Let’s guess, which manufacturer will make the next arduino form factor board? My guess: NXP.
I dunno. Bunch of development boards with “non-standard” Arduino-style pinout, vs bunch of development boards each with their own non-standard pinouts… You don’t see many development boards designed to play well with protoboards; the form factor is too limiting.
68k is a “pretty” architecture between RISC and CISC, and is well supported by gcc/etc. The flexis cpu always seemed like a candidate for arduino-style board with native USB support.
Just for clarification, the board is $21.90 and does not come with the lcd. That’s another $9.90. Still, it looks like a cool board and cheaper than the arduino!
Another board and no message board support forum.
That’s nice, but I’m still waiting for a externally-bussed dev board. Onboard (off chip) NAND & RAM would be fine, but being able to prototype an expandable system on an arduino-form board would make my year.
Apparently, it’s got a random number generator and some kind of crypto-acceleration stuff too.
Could you clarify a bit on the programming part? Does it require an external programming unit if I want to write “native” programs for it? Or is it humanly possible to load a new firmware onto it over the USB connection?
@WestfW – Well, in an ideal world everyone would use the .01 standard, not several proprietary ones but you are probably correct. Just as there are dozens of cell phone charger connectors, there could be dozens of dev board header standards. I respectfully withdraw my comment ;-)
coldfire is so yesterday
I hadn’t really looked into Freescale’s selection of chips until now. I’m surprised by the lack of beginner materials, both from the company, and the community. Maybe I’m just not searching very hard, but you look at Atmel, Microchip, TI, etc, and for most of them you can find a ton of info from a casual search.
Also, as Frank asked, what’s the advantage, if any, of Coldfire over ARM?
I don’t see the segment display on it?
Okay, by default it has some BASIC support accessible via serial console, but… BASIC on a 32bit MCU? Really?
TBH, I’m not really sure what the advantages of the Coldfire are over ARM, if any. As a 32bit Arduino-like platform, I think the USB-programmable STM32-based Leaflabs Maple wins, hands down. (And the Leaflabs software now works with the $12 STM32 Discovery board, possibly making that the best price-vs-power value MCU combination for the hobbyist right now.)
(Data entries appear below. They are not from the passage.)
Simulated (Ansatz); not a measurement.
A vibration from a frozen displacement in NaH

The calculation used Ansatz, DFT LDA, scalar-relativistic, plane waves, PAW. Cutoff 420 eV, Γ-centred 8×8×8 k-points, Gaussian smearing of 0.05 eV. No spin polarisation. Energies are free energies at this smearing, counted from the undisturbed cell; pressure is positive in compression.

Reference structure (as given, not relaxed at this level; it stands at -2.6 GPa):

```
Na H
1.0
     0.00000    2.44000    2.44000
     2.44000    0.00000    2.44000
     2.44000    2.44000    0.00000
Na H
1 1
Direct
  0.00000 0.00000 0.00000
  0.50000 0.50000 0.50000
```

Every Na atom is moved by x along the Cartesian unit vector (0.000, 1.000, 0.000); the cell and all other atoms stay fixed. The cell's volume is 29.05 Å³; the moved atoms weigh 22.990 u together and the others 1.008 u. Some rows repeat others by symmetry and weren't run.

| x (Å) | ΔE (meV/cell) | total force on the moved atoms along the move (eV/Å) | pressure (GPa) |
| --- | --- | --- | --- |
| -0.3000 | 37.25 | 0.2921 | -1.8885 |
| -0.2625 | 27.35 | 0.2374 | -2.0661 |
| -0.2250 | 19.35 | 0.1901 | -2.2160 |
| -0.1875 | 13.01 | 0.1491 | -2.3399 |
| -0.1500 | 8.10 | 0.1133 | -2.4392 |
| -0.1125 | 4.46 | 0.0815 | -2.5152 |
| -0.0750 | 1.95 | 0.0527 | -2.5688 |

That said, I’m glad to see them aping the Arduino Micro and Nano form factors, even though there’s zero pin compatibility. For a while now, if you’ve needed a *truly* small microcontroller dev board with USB, your choices have been the Arduinos, the LPCXpresso and clones, or some little ATMega32/AT90USB boards. The more the merrier at that form factor, I say…
Same here, Dormant Labs. I’m not an electrical engineer, but I like to think I can recognize an LCD display when I see one, and on that board I don’t see one. Maybe it’s on the other side for some reason? That would be an odd place to put it, to say the least, but I can’t imagine where else it’d be.
I don’t buy any board that isn’t breadboard (or at least project board) friendly…if I want a shield for some reason, I will make it myself, to my own spec.
“Bunch of development boards with “non-standard” Arduino-style pinout, vs bunch of development boards each with their own non-standard pinouts… You don’t see many development boards designed to play well with protoboards; the form factor is too limiting.”
Why is “non-standard” in quotes? THE standard is .1″ and there’s no good reason (other than marketing – bleochk!!) why Arduino shouldn’t be able to fit ready-made shields AND truly DIY shields made from simple proto boards folks feel like dreaming up. It’s Arduino’s Achilles Heel, Fatal Flaw and whatever you want to call it. I call it Stupid Goofy. It caught on DESPITE that f&@# up, not because it gave it some kind of edge. I don’t care what the originators give for an excuse, respected as they deserve to be, it was idiotic to make that spacing. Otherwise it would now be a clever design instead of a popular phenomenon with a fat white elephant dangling from it.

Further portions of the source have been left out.